More concretely, as an oversimplified version of what I am saying, it might be possible to think of neural networks as a combined encoder and decoder to a linear vector space. I.e. we have nonlinear function f and g which encode the input x to a latent space z and g which decodes it to the output y -i.e. f(x) = z and g(z) = y. We the hypothesise that the latent space z is approximately linear such that we can perform addition and weighted sums of zs as well as scaling individual directions in z and these get decoded to the appropriate outputs which correspond to sums or scalings of 'natural' semantic features we should expect in the input or output.

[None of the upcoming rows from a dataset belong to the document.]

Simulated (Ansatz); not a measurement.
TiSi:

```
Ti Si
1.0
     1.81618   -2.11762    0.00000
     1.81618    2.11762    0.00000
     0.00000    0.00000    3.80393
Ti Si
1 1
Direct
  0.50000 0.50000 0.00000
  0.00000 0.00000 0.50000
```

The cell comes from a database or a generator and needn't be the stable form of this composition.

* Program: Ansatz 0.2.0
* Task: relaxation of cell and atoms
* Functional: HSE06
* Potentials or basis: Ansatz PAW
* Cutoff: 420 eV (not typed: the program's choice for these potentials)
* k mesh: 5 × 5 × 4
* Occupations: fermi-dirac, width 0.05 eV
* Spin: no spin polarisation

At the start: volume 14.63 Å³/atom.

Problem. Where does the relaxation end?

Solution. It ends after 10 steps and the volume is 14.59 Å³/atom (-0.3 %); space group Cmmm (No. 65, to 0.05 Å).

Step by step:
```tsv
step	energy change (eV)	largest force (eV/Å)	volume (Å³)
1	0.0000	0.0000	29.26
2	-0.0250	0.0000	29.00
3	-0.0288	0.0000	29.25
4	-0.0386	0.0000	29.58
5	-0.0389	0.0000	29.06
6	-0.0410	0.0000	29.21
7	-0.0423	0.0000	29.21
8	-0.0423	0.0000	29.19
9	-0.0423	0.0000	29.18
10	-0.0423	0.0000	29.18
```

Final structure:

Linear decoding also works pretty well for others' beliefs in humans: Single-neuronal predictions of others’ beliefs in humans

Reposting from a shortform post but I've been thinking about a possible additional argument that networks end up linear that I'd like some feedback on:

the tldr is that overcomplete bases necessitate linear representations

- Neural networks use overcomplete bases to represent concepts. Especially in vector spaces without non-linearity, such as the transformer's residual stream, there are just many more things that are stored in there than there are dimensions, and as Johnson Lindenstrauss shows, there are exponentially many almost-orthogonal directions to store them in (of course, we can't assume that they're stored linearly as directions, but if they were then there's
*lots*of space). (see also Toy models of transformers, sparse coding work) - Many different concepts may be active at once, and the model's ability to read a representation needs to be robust to this kind of interference.
- Highly non-linear information storage is going to be very fragile to interference because, by the definition of non-linearity, the model will respond differently to the input depending on the existing level of that feature. For example, if the response is quadratic or higher in the feature direction, then the impact of turning that feature on will be much different depending on whether certain not-quite orthogonal features are also on. If feature spaces are somehow curved then they will be similarly sensitive.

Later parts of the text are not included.